Posted on Leave a comment

Empathy and the Shoah: The Act of Colorizing a Catastrophe

I. Culture in Conversation: Yusuf Tolga Ünker, Artist, Researcher

“There is safety in viewing the black and white photos from the Holocaust era. When we see the haunting eyes and faces of the tormented and tortured souls who were victimized by Nazi brutality, we can distance ourselves from the horrors that befell them due to the old look of those black and white images.” Against Oblivion Exhibition, October 2020

First, tell us a bit about yourself, your background and where you are from?

I’m an artist from Istanbul, and was born into a family of artists. My father Aykut Ünker is also a painter who started his art career at quite a young age. He was awarded his first prize in 1968, in the Young Artists Competition in Bulgaria. My mother and my father greatly impacted me in developing a passion for the arts, as well as my sister, who is a professional opera singer. They greatly supported us in our career paths. My mother also served as a great source of inspiration, as she encouraged us with her deep interest in art. I graduated from a specialized art high school, and did my Bachelors and Masters degrees at Mimar Sinan University in painting. I was a teacher for a while, however I wanted to continue my career path in academia. Since 2012, I’ve been an assistant researcher in the graphic design department at Maltepe University.

When did you first become interested in Jewish history and culture, and when did it first begin expressing itself in your art?

My interest in Jewish history and culture was first sparked in middle school when I started watching documentaries about World War II produced by the BBC. In high school I read Mein Kampf. The horrendous hate and statements against the Jewish people made me curious, and led me to research the Holocaust. I was already colorizing photos of other subjects in high school, and in university I continued my research on World War II and Jewish culture, which ultimately led me to begin colorizing photographs from the Holocaust.

Can you explain the inspiration and motivations behind you and your wife’s recent exhibition of colorized images from the Holocaust, Against Oblivion?

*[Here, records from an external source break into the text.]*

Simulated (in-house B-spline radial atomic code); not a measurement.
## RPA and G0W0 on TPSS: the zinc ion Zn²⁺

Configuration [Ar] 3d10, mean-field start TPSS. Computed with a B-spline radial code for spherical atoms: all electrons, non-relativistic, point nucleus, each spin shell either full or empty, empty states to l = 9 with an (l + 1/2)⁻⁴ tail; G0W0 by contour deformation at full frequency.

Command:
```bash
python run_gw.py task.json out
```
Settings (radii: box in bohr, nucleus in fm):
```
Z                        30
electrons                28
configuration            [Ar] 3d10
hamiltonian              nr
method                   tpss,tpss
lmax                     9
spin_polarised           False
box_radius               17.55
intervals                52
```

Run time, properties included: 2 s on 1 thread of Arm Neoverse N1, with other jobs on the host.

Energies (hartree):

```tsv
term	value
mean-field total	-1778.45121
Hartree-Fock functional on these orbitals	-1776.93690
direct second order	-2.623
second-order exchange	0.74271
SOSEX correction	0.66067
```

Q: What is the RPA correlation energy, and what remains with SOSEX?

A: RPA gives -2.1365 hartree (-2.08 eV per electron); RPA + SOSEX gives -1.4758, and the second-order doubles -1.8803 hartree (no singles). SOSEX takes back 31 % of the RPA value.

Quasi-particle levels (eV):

First of all, it’s important to note that my wife has contributed to, and helped me with my other exhibitions as well. As we well know, the reactions to works on this subject are not always positive, and my wife provides me with constant moral support and encouragement. She also supported and helped me during the preparation of this exhibition. The exhibition was curated by Jens Rusch, a well known German curator. The photographs in this exhibit were selected and curated from the private collection of an individual named Norbert Podlesny, an author on the subject of the Holocaust.

The subjects in these photographs are mostly from the ghettos; People discriminated against, and held captive in their own neighborhoods, or forced to live in the rundown areas of the city. These images show their lives in what we can accurately refer to as “open air prisons.” While the photographs from previous exhibitions were chronologically capturing the events of the Holocaust, these photographs show the daily life in the ghettos, giving us a glimpse into the routine and hardships of the individuals. For example, it is possible to see people plucking weeds from between stones by force, and other similar jobs that were imposed on them as indentured servants of the Nazi regime. This exhibition shows that the Holocaust is not limited to concentration camps, but to the minute aspects of daily life.

Do you have any connection to the Jewish community in Turkey? How have they received your work?

After I had my exhibition of colorized photographs from the Shoah in Florida, I wanted to exhibit it in Istanbul as well. The Jewish community gladly helped actualize the two exhibitions in Istanbul. These shows were hosted by The Quincentennial Foundation Museum of Turkish Jews, and curated by the museum manager, Nisya Isman Allovi. Afterwards, I made a third exhibition at the Ulus Jewish School of Istanbul, with the intention of bringing this education and empathy to the younger generation. They expressed their appreciation and thanked me for my work, thus building a good connection with the local community.

Opening Night of the Exhibition at the Quincentennial Foundation Museum of Turkish Jews. Pictured (L to R) Fikriye Unker, Renan Koen, Yusuf Tolga Unker, Nisya Isman Allovi

How is your work received in Turkey? Would you say that the general consumer of art is interested in Jewish culture or history?

Some people try to connect my work to the Israel-Palestinian conflict. However the events in my works and restorations are purely historical, and not meant to make a political statement. We should, and must be able to separate these two issues. Even though some people have made negative comments on my work because of this, I have mostly received positive feedback. I don’t think there is a general interest for Jewish culture or history in Turkey. I can see that I am moving forward on my own on this subject in the art world, and I want to turn the material I have into a book in order to reach a broader audience, and communicate with a variety of different communities.

What do you think the most valuable lessons are that you’ve learned from your work with Holocaust photography, or Jewish visual culture? How can this be used for progressing and reviving arts and culture?

While this small nation of people, who were scattered around the world for ages, suffered a great deal of pain, violence, and genocide, they did not collapse or disappear. Instead they jumped back on their feet even stronger, and managed to return to their ancestral homeland as one. To build a peaceful world, we have an obligation to learn from the evils of the past and teach this to others. I believe that the best method that can be utilized to do this is through art, and art education.

Are there any major Jewish artists or thinkers who have influenced you, either in your work, or in your worldview? If yes, how so?

As for those who have influenced me, one of my largest artistic influences is surely Isidor Kaufmann and Alois Heinrich Priechenfried, whose works and lives have led me down the rabbit hole of connecting my art and colorization to Jewish history. I constantly look for more reading material related to their works, and dream of seeing their art in person, in the various museums and galleries in which they are housed.

What are some of the current upcoming projects you are working on?

Right now, I am working on my thesis, a short film project on the subject of the Holocaust, of which more details will be available in the near future. I don’t want to let out too many surprises ahead of time.

Are you hoping to make any collaborative works with Jewish or Israeli artists, and if so, what kind of projects are you hoping to build?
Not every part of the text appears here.